Figure 4. Information block narrative sequence construction flowchart
When processing financial market time-series graphs, the model extracts v subgraphs Htiy={h1,...,hv} to form different sub-scene graphs. These sub-scene graphs correspond to local trends at different times or periods in the financial market. In each sub-scene graph, seed elements, such as key indicators or price change points in the market, are considered the core of the information block, while other non-seed elements are evaluated based on their relationships with the seed elements to determine whether they belong to the same information block. This relationship is measured by a possibility score DFtI, where the relationship score between each pair of elements reflects whether they belong to the same information block. Possible relational factors include temporal synchronization, similarity in market behavior characteristics, etc.
In constructing the scene graph, the feature fusion process within the information block is critical. In each information block, the model processes all element features within the scene graph and performs feature fusion using the seed element’s features dSE via an attention mechanism. This process enhances the model's attention to key elements when recognizing information blocks by computing correlation weights between elements. For example, factors like price fluctuations, trading volume, and technical indicators may exhibit different relationships across various time windows. The attention mechanism can dynamically adjust the importance of elements within the information block based on their correlations, further strengthening the model's understanding of the financial market time-series graph. Let the features of all elements within the scene graph be denoted by d, and the features of the seed element in the information block by dSE. The trainable parameters are represented by q0, Q0, and y0, and the feature concatenation of two element nodes is denoted as [du;dk]. The attention mechanism feature fusion of d and dSE results in the correlation weight between two element nodes:
$q_{1 \dot{k}}=q_0^T \delta\left(Q_0\left[d_u ; d_k\right]+y_0\right)$ (9)
The attention weight formula is:
$\beta_{u k}=\frac{\exp \left(q_{u k}\right)}{\sum_{k \in h_t} \exp \left(q_{u k}\right)}$ (10)

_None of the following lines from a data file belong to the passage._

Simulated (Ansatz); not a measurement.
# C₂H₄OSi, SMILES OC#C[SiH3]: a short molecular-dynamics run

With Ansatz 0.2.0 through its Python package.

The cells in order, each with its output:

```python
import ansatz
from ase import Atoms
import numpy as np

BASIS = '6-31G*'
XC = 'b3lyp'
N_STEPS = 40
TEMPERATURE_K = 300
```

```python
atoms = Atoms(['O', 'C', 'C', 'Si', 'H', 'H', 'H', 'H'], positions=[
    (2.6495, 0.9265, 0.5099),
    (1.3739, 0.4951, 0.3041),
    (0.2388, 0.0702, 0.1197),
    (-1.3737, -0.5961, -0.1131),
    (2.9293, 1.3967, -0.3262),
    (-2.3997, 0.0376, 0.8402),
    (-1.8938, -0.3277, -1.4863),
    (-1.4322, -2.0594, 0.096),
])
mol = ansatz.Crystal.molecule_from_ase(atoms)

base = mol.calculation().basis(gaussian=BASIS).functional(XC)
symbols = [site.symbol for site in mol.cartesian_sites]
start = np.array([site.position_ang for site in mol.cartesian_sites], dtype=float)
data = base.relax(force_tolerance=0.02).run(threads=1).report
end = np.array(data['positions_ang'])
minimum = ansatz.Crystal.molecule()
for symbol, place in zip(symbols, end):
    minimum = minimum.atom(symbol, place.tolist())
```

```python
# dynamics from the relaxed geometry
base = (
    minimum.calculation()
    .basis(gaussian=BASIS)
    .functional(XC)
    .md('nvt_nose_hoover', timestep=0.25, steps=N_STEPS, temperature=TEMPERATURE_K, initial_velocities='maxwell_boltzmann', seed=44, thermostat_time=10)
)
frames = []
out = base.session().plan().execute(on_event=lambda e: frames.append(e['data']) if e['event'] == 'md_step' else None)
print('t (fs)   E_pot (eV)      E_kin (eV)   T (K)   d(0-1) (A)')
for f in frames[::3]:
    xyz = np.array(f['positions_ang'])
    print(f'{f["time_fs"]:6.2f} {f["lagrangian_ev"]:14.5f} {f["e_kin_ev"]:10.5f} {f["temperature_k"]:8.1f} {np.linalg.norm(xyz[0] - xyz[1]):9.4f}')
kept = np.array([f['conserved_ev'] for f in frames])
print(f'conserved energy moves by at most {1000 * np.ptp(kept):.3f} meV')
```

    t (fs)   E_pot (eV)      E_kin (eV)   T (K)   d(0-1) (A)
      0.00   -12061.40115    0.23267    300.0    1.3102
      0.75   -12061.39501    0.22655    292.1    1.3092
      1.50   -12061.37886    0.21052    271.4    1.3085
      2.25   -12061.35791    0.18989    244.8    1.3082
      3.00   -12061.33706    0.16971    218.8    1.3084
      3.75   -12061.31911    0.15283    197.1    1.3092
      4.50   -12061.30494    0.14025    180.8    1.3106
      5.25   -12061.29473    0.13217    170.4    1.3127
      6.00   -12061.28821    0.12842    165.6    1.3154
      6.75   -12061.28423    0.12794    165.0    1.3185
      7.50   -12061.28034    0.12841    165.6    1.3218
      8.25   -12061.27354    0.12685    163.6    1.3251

Assuming the trainable parameters are Q1 and y1, the overall representation of the current information block can be expressed as:
$d_{B L}=\delta\left(d_{S E}+\sum_{k \in h_t} \beta_{u k}\left(Q_1 d_k+y_1\right)\right)$ (11)
Through this process, the model generates a graph structure HBL={NBL,RBL} containing information block features, where nodes NBL represent different information blocks, with each node corresponding to a fused feature representation dBL, and edges RBL represent the relationships between information blocks, which may include causal relationships, temporal dependencies, etc. This graph structure not only captures local interactions between information blocks but also reflects the development trends and patterns of information blocks in the time series. To further improve the accuracy and real-time performance of the model, a multi-layer perceptron (MLP) is introduced to predict the features of the information blocks. For each fused feature dBL of the information block, MLP can predict the likelihood of its starting block, i.e., whether this information block marks the beginning of a new anomaly activity.
$t_{N E}^{\prime}=M L P\left(d_{B L}\right)$ (12)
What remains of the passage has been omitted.